PERSPECTIVES → TEXT MESSAGES Issue 827 · September 9, 2020

Saying It Like It Is

We seem to have lost the art of constructive confrontation on the plane of ideas

Saying It Like It Is

 

Many years ago, a relative gave me a gift of several hundred issues of Agudath Israel of America’s erstwhile monthly magazine, the Jewish Observer (JO). Since then, these issues have sat in a box in a basement closet, largely unread. But from time to time over the years, I’ve taken a few of them out to enjoy.

I recently had occasion to do so again, and was struck, as I am each time I read one of those back issues, by just how much things have changed in the frum community over the many decades since the JO began publication in the 1960s. I’m certain that an enterprising sociology major has enough material in the JO oeuvre for a fine doctoral thesis on the topic.
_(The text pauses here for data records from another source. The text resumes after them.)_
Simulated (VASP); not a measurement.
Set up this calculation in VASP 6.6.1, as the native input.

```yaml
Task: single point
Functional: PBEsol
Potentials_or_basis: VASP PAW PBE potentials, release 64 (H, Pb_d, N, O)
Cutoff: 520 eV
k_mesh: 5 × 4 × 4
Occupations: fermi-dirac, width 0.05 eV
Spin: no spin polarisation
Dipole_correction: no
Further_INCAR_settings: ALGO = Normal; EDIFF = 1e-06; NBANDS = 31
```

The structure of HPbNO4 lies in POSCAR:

This much is clear from even a casual perusal: We’re a lot more frum than we once were. Pictures of a beis medrash scene in a yeshivah gedolah from those days feature a look that has disappeared in the current iteration of those very same institutions, with some boys sporting colored shirts and funny-looking hats and somewhat longer hair. And it’s not that the rebbeim were different looking, too; they looked quite the same then as they do now.

Then there are the occasional pictures of women, and the article titles and cultural references that are now not deemed “frum enough” to mention.